(9754) Fermions that are coupled to a bath of bosons
This is a variation of the so-called Polaron problem. We consider electrons in a lattice. Due to the interaction of the electrons with high-frequency phonons, they are "dressed" and acquire a larger effective mass. Optionally one can consider an electron in a "quantum dot" site \( j=0 \) that can decay into a lead that is formed of the \( j \neq 0 \) sites. There, the suppressed hopping frequency is known as the Franck-Condon matrix-element. Another version, with only two sites, is essentially a special case of the well studied spin-boson model of quantum-dissipation, where coherent oscillations of a two-level-system are affected by an external bath.

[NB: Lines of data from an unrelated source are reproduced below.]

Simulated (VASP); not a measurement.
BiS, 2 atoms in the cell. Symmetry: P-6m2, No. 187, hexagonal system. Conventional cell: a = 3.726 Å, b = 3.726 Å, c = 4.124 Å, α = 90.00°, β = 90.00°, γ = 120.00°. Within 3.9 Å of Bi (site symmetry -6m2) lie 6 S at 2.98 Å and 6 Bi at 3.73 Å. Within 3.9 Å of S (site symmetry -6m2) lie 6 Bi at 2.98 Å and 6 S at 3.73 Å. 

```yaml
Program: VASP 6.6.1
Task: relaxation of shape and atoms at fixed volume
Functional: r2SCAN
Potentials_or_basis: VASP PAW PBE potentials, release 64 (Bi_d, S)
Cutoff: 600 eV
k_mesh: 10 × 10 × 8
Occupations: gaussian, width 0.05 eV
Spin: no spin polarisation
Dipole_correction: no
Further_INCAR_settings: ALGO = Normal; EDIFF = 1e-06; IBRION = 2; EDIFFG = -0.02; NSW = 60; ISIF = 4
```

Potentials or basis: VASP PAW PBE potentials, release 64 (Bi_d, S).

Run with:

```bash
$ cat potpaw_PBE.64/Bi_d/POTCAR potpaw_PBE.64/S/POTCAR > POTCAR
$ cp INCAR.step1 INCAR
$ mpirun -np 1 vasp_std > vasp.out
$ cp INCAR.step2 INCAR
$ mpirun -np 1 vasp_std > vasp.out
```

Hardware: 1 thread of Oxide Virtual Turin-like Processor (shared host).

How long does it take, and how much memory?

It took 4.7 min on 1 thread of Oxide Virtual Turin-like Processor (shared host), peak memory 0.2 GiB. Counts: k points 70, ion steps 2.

Consider the the following Hamiltonian that describes fermions (\( a_j \)) that are coupled to bath modes (\( b_k \)).
\( \mathcal{H} = \sum_j J_{i,j} a_i^{\dagger} a_j + \sum_k \omega_k b_k^{\dagger} b_k + a_0^{\dagger} a_0 \sum_{k} \gamma_k (b_k^{\dagger}+b_k) \).
Note that \( \epsilon_j = J_{j,j} \) are the on-site energies, while the off-diagonal elements generate hopping \( K \) between connected sites.
(1) Explain why the \(K=0\) model is trivial. Specify the constants of motion ("good quantum numbers"), and write what are the associated "blocks" of the Hamiltonian.
(2) Use the results of Ex9753 in order to define new \( c_k \) coordinates, and write what are the eigenvalues \( E_{\nu} \) of \( \mathcal{H} \) per-block.
(3) The transformation from \( (a_j,b_k) \) to \( (a_j,c_k) \) is not canonical. Explain why. Using the transformation matrix \( S \) of Ex9753 define a proper canonical transformation from \( (a_j,b_k) \) to \( (d_j,c_k) \).
(4) Write expression for the Hamiltonian in the \( (d_j,c_k) \) coordinates. Specifically, show that there is an extra Hubbard-like interaction term \(U\); that there is detuning of the dot binding energy; and that the dot-lead hopping term is modified.
(5) Assume that the bath oscillators have high-frequencies, hence they stay in the ground state during the dynamics. Under such assumption, write what is the dressed value of \( K \). Explain the implication for the effective mass in the Polaron problem.